Insider subscribers might have seen that Mel Kiper's latest mock draft is updated with his explanations for each pick.
The measurables are all there -- 32 picks, 2,000-plus words, handy links to player bios -- and I'd like to offer some thoughts on his NFC West choices.
And since Kevin Seifert did something similar on the NFC North blog, I'll follow his format (note that a coin toss will determine whether the 49ers pick 16th or 17th):
Mel's pick: Ndamukong Suh, DT, Nebraska
My thoughts: The Rams worked last offseason to rebuild their offensive line, with encouraging results. They need to rebuild the defensive line next and Suh would help them on that front. Chris Long improved quite a bit last season. The team needs to replace aging defensive ends Leonard Little and James Hall, who might not be back. Adam Carriker's injury issues prove the Rams cannot count on him. Suh makes sense, in other words, even though the Rams should take a franchise quarterback if they see one in this draft.

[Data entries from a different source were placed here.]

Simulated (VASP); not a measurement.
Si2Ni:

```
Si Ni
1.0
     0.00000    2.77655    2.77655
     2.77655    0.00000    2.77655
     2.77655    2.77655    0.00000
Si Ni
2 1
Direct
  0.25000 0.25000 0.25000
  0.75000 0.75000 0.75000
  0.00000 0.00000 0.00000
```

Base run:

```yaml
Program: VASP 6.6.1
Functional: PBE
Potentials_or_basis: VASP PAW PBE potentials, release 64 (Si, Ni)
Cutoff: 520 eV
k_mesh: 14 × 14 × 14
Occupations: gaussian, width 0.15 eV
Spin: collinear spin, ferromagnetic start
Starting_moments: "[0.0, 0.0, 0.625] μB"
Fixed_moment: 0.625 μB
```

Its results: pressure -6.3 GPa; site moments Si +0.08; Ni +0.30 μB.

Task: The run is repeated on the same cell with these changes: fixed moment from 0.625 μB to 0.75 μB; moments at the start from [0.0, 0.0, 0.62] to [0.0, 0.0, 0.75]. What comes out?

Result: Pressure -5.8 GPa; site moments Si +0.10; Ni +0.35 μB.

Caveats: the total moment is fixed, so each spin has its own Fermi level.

Mel's pick: Sam Bradford, QB, Oklahoma
My thoughts: If Bradford is good enough to go sixth overall, the Rams should take him at No. 1. A good quarterback beats a very good defensive tackle. The Seahawks are in better position to take a chance on a quarterback early because they have another pick in the first half of the round. The second pick provides some insurance. Matt Hasselbeck's recent injury history should force the Seahawks to address this issue in the near term. Bradford could spend a season or at least part of a season on the bench, depending upon his health, Hasselbeck's health and Hasselbeck's production.
Mel's pick: C.J. Spiller, RB, Clemson
My thoughts: The 49ers do need a return specialist. They could use a change-of-pace running back, too. Spiller would fill those needs and let's face it, mock drafts are mostly about matching teams needs with the prospects available. But as the 49ers found out when Michael Crabtree fell to them unexpectedly, surprises happen. It's important for the 49ers to keep things in perspective here. It's way too early to write off Glen Coffee as Frank Gore's backup. A running back drafted in the first round needs to play, in most cases, and this selection would invite more questions about Gore's role in an offense that ignored him for stretches once Alex Smith became quarterback. It's possible to find return specialists later in the draft. Spiller should be the pick only if the value is there, not just to fill a couple needs.
14. Seattle Seahawks
Mel's pick: Everson Griffen, DE, USC
My thoughts: The Seahawks will take criticism if they fail to draft an offensive lineman among the first two choices. They'll probably take criticism if coach Pete Carroll seems to be filling the Lawrence Jackson Scholarship with this selection. If the top tackles are gone, however, the Seahawks do need to consider other options. And Carroll's combination of NFL and college experience should give him a good feel for whether Griffen or anyone else from USC is ready for the next level. It was telling, I thought, when Carroll suggested several recent NFL choices from USC might have been overvalued. It's not like Carroll drafted Jackson, after all.
16. San Francisco 49ers
Mel's pick: Trent Williams, OT, Oklahoma
My thoughts: The 49ers would win the draft-day report cards if they emerged with Spiller and Williams, filling two obvious need areas. This might be a little earlier than the 49ers would like to find their next right tackle. They drafted left tackle Joe Staley at No. 28 in 2007. But based on how Staley has performed, the 49ers could have justified drafting him earlier. If Williams is the real deal as a right tackle, he would give the 49ers bookend tackles for years to come.
Mel's pick: Dan Williams, DT, Tennessee
My thoughts: This pick would make a great deal of sense. Veteran Bryan Robinson has exceeded expectations as the Cardinals' nose tackle, but he'll be 36 in June. The Cardinals have committed more fully to a Steelers-style defense, and that makes nose tackles more valuable. No complaints with this pick.